So why did the schedule slip? Technical challenges, I think. What technical challenges? I’m glad you asked…
What makes a great AR headset?
We don’t have any great AR headsets yet. Despite billions of dollars of capital and thousands of very smart people, deployed over many years, we don’t even have any very good AR headsets. Why?
Well, it’s hard. Take it from Michael Abrash, the gaming/AR/VR legend and now Chief Scientist at Oculus, who wrote “ Why You Won’t See Hard AR Anytime Soon “ back in 2012. Go read that article, if you haven’t already, and come back. The distinction he raises between “pass-through” and “see-through” AR is crucial to the rest of this post, so if you don’t know what those terms mean, then seriously, go read it.
… I’ll wait.
OK.
Since Abrash’s article, and just as he anticipated, the field has made enormous strides on the software side in a very short amount of time. Inside-out tracking, SLAM, and even object occlusion are basically solved problems at this point. Also as Abrash predicted, the hardware side is proving harder to crack. But some things that Abrash thought were easy are proving not so easy, and at least one thing he thought was hard hasn’t turned out to be so hard. And these hardware constraints are driving Apple’s product decisions.
What Abrash got wrong (back then)
Abrash is the best futurist in the world on AR/VR — but nobody gets everything right when predicting the future. In his 2012 article, he overestimated one key technical challenge for pass-through AR, and didn’t mention a key technical challenge for see-through AR.
Among the key drawbacks for pass-through, Abrash cited latency in the video pipeline:
…because there is lag between head motion and the update of the image of the world on the screen (due to the time it takes for the image to be captured by the camera, transmitted for processing, processed, and displayed), it tends to induce simulator sickness.
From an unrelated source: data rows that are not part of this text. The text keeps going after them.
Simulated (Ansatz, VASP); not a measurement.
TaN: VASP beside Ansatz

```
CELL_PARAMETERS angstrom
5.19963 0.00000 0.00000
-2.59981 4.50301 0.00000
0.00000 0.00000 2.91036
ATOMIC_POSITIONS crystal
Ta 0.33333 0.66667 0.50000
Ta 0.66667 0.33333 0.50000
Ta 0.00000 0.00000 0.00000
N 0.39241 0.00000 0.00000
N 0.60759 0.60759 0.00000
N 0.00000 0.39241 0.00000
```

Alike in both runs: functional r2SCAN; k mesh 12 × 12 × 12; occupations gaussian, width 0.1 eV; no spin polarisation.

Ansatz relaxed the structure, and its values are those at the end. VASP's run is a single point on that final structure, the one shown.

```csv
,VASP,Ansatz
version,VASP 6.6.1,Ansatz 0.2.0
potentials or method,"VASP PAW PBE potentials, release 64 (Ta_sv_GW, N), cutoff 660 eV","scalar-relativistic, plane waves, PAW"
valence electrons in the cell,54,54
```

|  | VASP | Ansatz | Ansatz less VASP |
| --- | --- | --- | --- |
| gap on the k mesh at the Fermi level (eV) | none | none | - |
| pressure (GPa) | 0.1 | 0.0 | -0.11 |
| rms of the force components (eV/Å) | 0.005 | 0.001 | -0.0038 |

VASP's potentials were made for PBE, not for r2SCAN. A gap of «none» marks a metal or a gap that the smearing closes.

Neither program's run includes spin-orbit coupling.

If you’ve used the Oculus Quest “Guardian” system, you understand what he’s talking about. This mode allows you to see the outside world in passthrough mode while you’re wearing the headset, in order to make sure you don’t bump into anything outside your play space. It’s really well done, but the delay — which feels to me like it’s on the order of 100msec — makes it pretty disconcerting. It’s certainly not something you can imagine enjoying for a long period of time.
It turns out the latency problem for pass-through was pretty much solved by a small startup called Vrvana, from Montreal. Their CES demo in Jan 2017 reportedly ran with 14ms latency; in June 2017, CEO Bertrand Nepveu claimed in a YouTube video that they got it down to 3ms. THREE MILLISECONDS! That’s unbelievable. They accomplished this feat with $350k of funding according to CrunchBase, and filed a patent on the technique back in 2010. (Turns out Palmer Luckey wasn’t the only VR true believer keeping the flame during the dark times.)
Apple bought Vrvana — including its pending patent application — in November 2017 for $30m. So Apple, and possibly only Apple, has a solution for the latency problem.
Now for see-though AR, Abrash’s 2012 article didn’t even mention what has turned out to be perhaps the biggest technical hardware challenge for such devices: field of view.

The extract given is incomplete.